After mucking around with various easy to use options my lack of trust[1] pushed me into a more-complicated-but-at-least-under-my-control-option: syncthing+restic+s3 compatible cloud provider.
Basically it works like this:
- I have syncthing moving files between all my devices. The larger the device, the more stuff I move there[2]. My phone only has my keepass file and a few other docs, my gaming PC has that plus all of my photos and music, etc.
- All of this ends up on a raspberry pi with a connected USB harddrive, which has everything on it. Why yes, that is very shoddy and short term! The pi is mirrored on my gaming PC though, which is awake once every day or two, so if it completely breaks I still have everything locally.
- Nightly a restic job runs, which backs up everything on the pi to an s3 compatible cloud[3], and cleans out old snapshots (30 days, 52 weeks, 60 months, then yearly)
- Yearly I test restoring a random backup, both on the pi, and on another device, to make sure there is no required knowledge stuck on there.
This is was somewhat of a pain to setup, but since the pi is never off it just ticks along, and I check it periodically to make sure nothing has broken.
[1] there is always weirdness with these tools. They don't sync how you think, or when you actually want to restore it takes forever, or they are stuck in perpetual sync cycles
[2] I sync multiple directories, broadly "very small", "small", "dumping ground", and "media", from smallest to largest.
[3] Currently Wasabi, but it really doens't matter. Restic encrypts client side, you just need to trust the provider enough that they don't completely collapse at the same time that you need backups.
I also have a lil script that rolls dice on restic snapshot, then lists files and picks a random set to restore to /dev/null.
I still trust restic checksums will actually check whether restore is correct, but that way random part of storage gets tested every so often in case some old pack file gets damaged
That's a really good idea, imma steal it.
We need to talk about The Cone of Backups(tm), which you and I seem to have separately derived!
Props for getting this implemented and seemingly trusted... I wish there was an easier way to handle some of this stuff (eg: tiny secure key material => hot syncthing => "live" git files => warm docs and photos => cold bulk movies, isos, etc)... along with selective "on demand pass through browse/fetch/cache"
They all have different policy, size, cost, technical details, and overall SLA/quality tradeoffs.
Does syncthing work yet?
~ 5 years ago, I had a development flow that involved a large source tree (1-10K files, including build output) that was syncthing-ed over a residential network connection to some k8s stuff.

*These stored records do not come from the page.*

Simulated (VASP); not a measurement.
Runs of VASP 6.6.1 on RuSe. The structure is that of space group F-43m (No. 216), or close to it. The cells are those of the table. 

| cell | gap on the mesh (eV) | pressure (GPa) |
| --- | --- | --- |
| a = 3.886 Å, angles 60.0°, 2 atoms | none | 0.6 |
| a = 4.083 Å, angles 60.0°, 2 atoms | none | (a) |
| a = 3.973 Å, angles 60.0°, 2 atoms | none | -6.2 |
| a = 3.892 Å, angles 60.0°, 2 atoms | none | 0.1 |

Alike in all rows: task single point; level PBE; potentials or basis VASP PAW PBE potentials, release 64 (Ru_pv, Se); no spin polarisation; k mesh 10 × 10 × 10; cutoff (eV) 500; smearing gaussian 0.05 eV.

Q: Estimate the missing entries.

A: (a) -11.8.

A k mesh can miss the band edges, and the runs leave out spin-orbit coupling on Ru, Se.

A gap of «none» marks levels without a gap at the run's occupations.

Desyncs/corruptions happened constantly, even though it was a one-way send.
I've never had similar issues with rsync or unison (well, I have in unison, but that's two-way sync, and it always prompted to ask for help by design).
Anyway, my decade-old synology is dying, so I'm setting up a replacement. For other reasons (mostly a decade of systemd / pulse audio finding novel ways to ruin my day, and not really understanding how to restore my synology backups), I've jumped ship over to FreeBSD. I've heard good things about using zfs to get:
saniod + syncoid -> zfs send -> zfs recv -> restic
In the absence of ZFS, I'd do:
rsync -> restic
Or:
unison <-> unison -> restic.
So, similar to what you've landed on, but with one size tier. I have docker containers that the phone talks to for stuff like calendars, and just have the source of the backup flow host my git repos.
One thing to do no matter what:
Write at least 100,000 files to the source then restore from backup (/ on a linux VM is great for this). Run rsync in dry run / checksum mode on the two trees. Confirm the metadata + contents match on both sides. I haven't gotten around to this yet with the flow I just proposed. Almost all consumer backup tools fail this test. Comments here suggest backblaze's consumer offering fails it badly. I'm using B2, but I haven't scrubbed my backup sets in a while. I get the impression it has much higher consistency / durability.
I will say I specifically don't sync git repos (they are just local and pushed to github, which I consider good enough for now), and I am aware that syncthing is one more of those tools that does not work well with git.
syncthing is not perfect, and can get into weird states if you add and remove devices from it for example, but for my case it is I think the best option.
I've personally had no major issues with syncthing, it just works in the background, the largest folder I have synced is ~6TB and 200k files which is mirroring a backup I have on a large external.
One particular issue I've encountered is that syncthing 2.x does not work well for systems w/o an SSD due to the storage backend switching to sqlite which doesn't perform as well as leveldb on HDDs, the scans of the 6TB folder was taking an excessively long time to complete compared to 1.x using leveldb. I haven't encountered any issues with mixing the use of 1.x and 2.x in my setup. The only other issues I've encountered are usually related to filename incompatibilites between filesystems.
Anecdotally, I've been managing a Syncthing network with a file count in the ~200k range, everything synced bidirectionally across a few dozen (Windows) computers, for 9 years now; I've never seen data loss where Syncthing was at fault.
Good to know. I wonder what the difference is. We were doing things like running go build inside the source directory. Maybe it can't handle write races well on Linux/MacOS?